Grand Isle, Louisiana. When I returned to Cordova, Alaska, in December 2010 after my first six-month stint in the Gulf coast communities impacted by the BP oil disaster, fishermen greeted me wryly. "See you found your way home."
Fishermen were interested in stories because even then, twenty-one years after the Exxon Valdez oil spill, there was still no sense of closure. Exxon never "made it right." How could Exxon "make right" family lives shattered by divorce, suicide, or strange illnesses stemming from the "cleanup" work? Or the sense of betrayal by the Supreme Court to hold Exxon to its promise to "pay all reasonable claims"?
As fishermen listened to the Gulf stories, one asked, "Do they know how f---ed they are yet?" No, I explained, they've only lost one fishing season and they just now are filing claims for the first deadline.
When I returned to the Gulf in early January 2011, I heard the same story from Louisiana to Florida. "Everything you warned us about is coming true." During the next four months, I witnessed "oil-sick" people from grandbabies to elders, people distraught from claims denied, shellfish fisheries collapsing, baby and adult dolphins dying in unusually high numbers, continued dispersant spraying, and the early stages of Gulf ecosystem collapse -- all while nationwide ads claimed BP is "making it right."
Two years after the BP oil disaster, I ask for people to help make it right -- in the Gulf and across the country. We have the power to stop BP and the federal government from doing more harm. It is time to exercise our power in our communities.
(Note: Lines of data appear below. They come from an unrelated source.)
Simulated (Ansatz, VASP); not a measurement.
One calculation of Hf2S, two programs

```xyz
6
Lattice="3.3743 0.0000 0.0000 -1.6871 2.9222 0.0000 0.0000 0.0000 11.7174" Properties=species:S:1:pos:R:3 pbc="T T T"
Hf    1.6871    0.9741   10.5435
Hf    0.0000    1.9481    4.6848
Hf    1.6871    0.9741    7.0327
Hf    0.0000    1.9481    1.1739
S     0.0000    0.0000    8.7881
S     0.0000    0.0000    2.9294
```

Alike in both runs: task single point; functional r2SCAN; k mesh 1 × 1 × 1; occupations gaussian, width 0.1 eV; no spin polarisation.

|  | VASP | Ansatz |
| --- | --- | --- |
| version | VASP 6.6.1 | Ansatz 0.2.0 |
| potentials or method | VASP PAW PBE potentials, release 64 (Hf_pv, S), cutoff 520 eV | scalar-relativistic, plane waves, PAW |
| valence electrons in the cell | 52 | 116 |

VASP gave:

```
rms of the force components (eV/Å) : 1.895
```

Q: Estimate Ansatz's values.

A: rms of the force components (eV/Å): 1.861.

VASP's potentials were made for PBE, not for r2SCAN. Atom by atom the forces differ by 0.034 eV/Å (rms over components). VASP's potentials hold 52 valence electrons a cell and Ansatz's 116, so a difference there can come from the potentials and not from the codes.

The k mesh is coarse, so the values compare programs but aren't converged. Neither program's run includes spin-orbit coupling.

Stop the false ad campaign.
When you hear one of BP's "making it right" ads, call your local media station. Tell them to pull the greenwashing ads and get the real story. The Gulf is sick and so are its coastal residents. Money, even heaps of it, will never make it right. Airing the misleading ads only makes things worse, especially in the Gulf where people despise BP's bid to brainwash other Americans.
Stop spraying chemical dispersants.
Chemical dispersants are the oil industry's preferred method of marine spill response in the United States. Dispersants drive the oil out of sight, out of mind, while dispersant production companies like Nalco profit handsomely and the spiller writes off the expense as a cost of doing business. Big oil companies often make their own dispersants -- and profits from sales -- but hide connections through subsidiaries. Small wonder that spillers prefer dispersants.